That boy Sachin!

Australia's Alan Davidson (left) and Belinda Clark who were inducted into the ICC Hall of Fame.-AP Australia's Alan Davidson (left) and Belinda Clark who were inducted into the ICC Hall of Fame.

Australian fast bowling legend Alan Davidson, who was inducted into the ICC Hall of Fame, recalled his first impressions of Sachin Tenduulkar. Over to K. C. Vijaya Kumar.

The Rugby World Cup in distant New Zealand is big news in England. ‘The Times' had a 48-page preview and other papers too had extensive coverage.

On September 11 at Lord's where India and England played a see-saw game that ended in a tie, televisions placed in the lounge behind the Press Box, had divided loyalties. One was tuned into cricket and the other beamed in rugby from New Zealand. Local scribes, busy keeping a tab on Parthiv Patel and Ajinkya Rahane's opening partnership, often slipped behind to catch a snatch of rugby.

Later, in the Welsh capital Cardiff, a pub had this sign: ‘Watch Wales vs Samoa, rugby World Cup.'

India goes missing

The ‘Men in Blue' were not present at the ICC Awards function in London on September 12. The official word was that the invitation reached the team only that afternoon and it was too late for the cricketers to adjust their tight schedule.

Inside the hall, India did have a feeble presence thanks to master of ceremonies Ravi Shastri, Sunil Gavaskar and ICC President Sharad Pawar and there were whispers that the Board of Control for Cricket in India was represented by Rajeev Shukla. M. S. Dhoni was awarded the ‘Spirit of Cricket' award for recalling Ian Bell during the second Test at Trent Bridge but the Indian skipper was away in his hotel room.

Gavaskar was asked about which was the most emotional moment — 1983 or 2011 — and he replied with candour: “Obviously 1983 because no one gave us a chance, we were rank outsiders and we won the World Cup. I also enjoyed the latest victory and it has done us a service in the sense that every four years when the World Cup came around, us old players were asked to relive our 1983 memories. Now that would stop.”

Sweet memories

Sachin Tendulkar was busy recovering from his toe injury but the man's all-pervading halo swirled around in the ICC awards function.

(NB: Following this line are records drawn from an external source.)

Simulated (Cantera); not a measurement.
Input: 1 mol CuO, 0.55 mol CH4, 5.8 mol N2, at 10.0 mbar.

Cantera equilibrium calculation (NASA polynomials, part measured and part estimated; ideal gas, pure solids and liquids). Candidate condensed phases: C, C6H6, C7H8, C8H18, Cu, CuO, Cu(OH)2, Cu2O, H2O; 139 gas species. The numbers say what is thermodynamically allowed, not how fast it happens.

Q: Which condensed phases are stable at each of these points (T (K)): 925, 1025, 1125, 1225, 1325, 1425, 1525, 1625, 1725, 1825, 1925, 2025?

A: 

Australian fast bowling legend Alan Davidson, who was inducted into the ICC Hall of Fame, recalled his first impressions of Tendulkar. “In 1989 or 1990, I used to take a squad of six players from Australia and Ravi Shastri and Madan Lal used to get half a dozen players from India and we used to play in Hong Kong and we used to do that for years. Once we had a young player called Sachin and later I found out that he was Tendulkar. We played an English team which had top players like John Emburey and Nasser Hussain. Sachin came at number four and I thought: ‘goodness gracious, at 16 he is going out to face these fellows.' The first ball grazed past his chin, he dropped his hand and let the ball go, he did the same thing with the second one, the third one was slightly wide and he cut it like a rocket. And the next ball was pitched up and it went back over the bowler's head. I turned to Sunil (Gavaskar) and told him ‘Sunil this boy at 16 is better than what you were at 25.' I always had an eye on the boy after that,” Davidson said.

Later another Hall of Fame inductee Curtly Ambrose said: “I first saw Tendulkar in England. I was playing county cricket and he then scored a hundred in a Test and I thought, ‘he looks special but he should be in school!'”

What's in a name?

A walk into a provision shop at Cardiff proves to be a leap back into India of the past where cities still had the names inscribed by the British. Mixture, a popular savoury in South India and referred to as ‘chivda' in Hindi, is available in small packets and it is named ‘Bombay Coarse.'

In the freezer, there are umpteen curries, cooked in Birmingham and sent to shops across the United Kingdom. One such frozen curry catches the eye — ‘Madras Beef.' Bombay and Madras may be just memory milestones for innumerable Indians after linguistic fervour flipped the names back to the vernacular ‘Mumbai' and ‘Chennai' but out here, the old monikers still rule.

The shop owner Mr. Desai from Ahmedabad migrated to Wales 40 years back. “We were the first Gujarati family out here, now there are many. Are you around here on September 17? If so, do come for the Cardiff Rathayatra conducted by the Hare Krishna devotees group and they are mostly Europeans! You will get good vegetarian food,” he says. Later a walk into the city square evokes surprise. A group of local men, clad in dhoti with the sacred ash smeared across their foreheads, walk across with drum beats and chant ‘Hare Krishna.' Belief truly cuts across races!